I am gonna confess that I do not know, at all, what it feels like to be a black girl

I do not know what it feels like to be a fish.


ah, come on dude, friend, you know what I am saying.


My apologies, I got a little frustrated and it ran into your post.


that is okay, understand,
Have a good afternoon Sol.

 
 Posted:   Apr 5, 2023 - 1:02 PM   
 By:   Yavar Moradi   (Member)

You're a hoot Yavar.

Why thank you.

You keep saying I'm complaining. I'm just stating a fact.

No, you keep bringing up an imaginary "diversity mandate", and keep acting like it's a BAD THING. That is complaining, by any definition of the world. Just own it.

Disney and the other studios have a mandate towards featuring minorities in their films. Go back a couple of years, notes from the studio leaked out and that was one of its main priorities.
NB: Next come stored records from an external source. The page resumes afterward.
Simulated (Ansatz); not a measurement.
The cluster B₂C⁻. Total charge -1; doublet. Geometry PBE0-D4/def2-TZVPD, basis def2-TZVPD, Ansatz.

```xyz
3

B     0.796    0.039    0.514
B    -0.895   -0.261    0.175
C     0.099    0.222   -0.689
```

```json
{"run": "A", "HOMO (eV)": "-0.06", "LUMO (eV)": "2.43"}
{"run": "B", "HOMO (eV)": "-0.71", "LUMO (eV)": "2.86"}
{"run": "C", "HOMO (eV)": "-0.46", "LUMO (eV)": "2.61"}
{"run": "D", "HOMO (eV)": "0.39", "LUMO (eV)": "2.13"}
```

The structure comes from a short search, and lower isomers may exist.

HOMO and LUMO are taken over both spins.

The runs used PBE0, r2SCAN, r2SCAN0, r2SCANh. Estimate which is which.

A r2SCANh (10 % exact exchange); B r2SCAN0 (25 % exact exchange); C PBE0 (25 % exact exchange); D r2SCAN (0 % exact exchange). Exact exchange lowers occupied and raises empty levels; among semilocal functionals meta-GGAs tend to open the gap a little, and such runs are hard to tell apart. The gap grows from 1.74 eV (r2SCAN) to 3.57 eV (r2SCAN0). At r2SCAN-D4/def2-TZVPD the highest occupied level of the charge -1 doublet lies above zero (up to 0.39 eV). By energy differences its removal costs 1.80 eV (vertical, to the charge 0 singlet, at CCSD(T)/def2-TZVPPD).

I Googled it and couldn't find that. Feel free to provide it. I found this, which is a standard boilerplate corporate page at this point: https://impact.disney.com/diversity-inclusion/
But if there IS some kind of "diversity mandate", I think my comprehensive list of Disney films released in the past 5 years pretty definitively *proves* they HAVEN'T been very diverse or "woke" in their output, since the vast majority of their releases have still been focused on white protagonists as always. If there's a mandate it's overall failing and that's a fact.

Watch ANY press release from virtually ANY studio and the topic up front is "diversity". The producers talk about it, the actors talk about it, the writers talk about it.

Soooooo what? DEIJ language is standard issue for all corporations now, and it just shows they're doing the standard thing to look good/acceptable in a United States racial landscape where white people will soon become the minority.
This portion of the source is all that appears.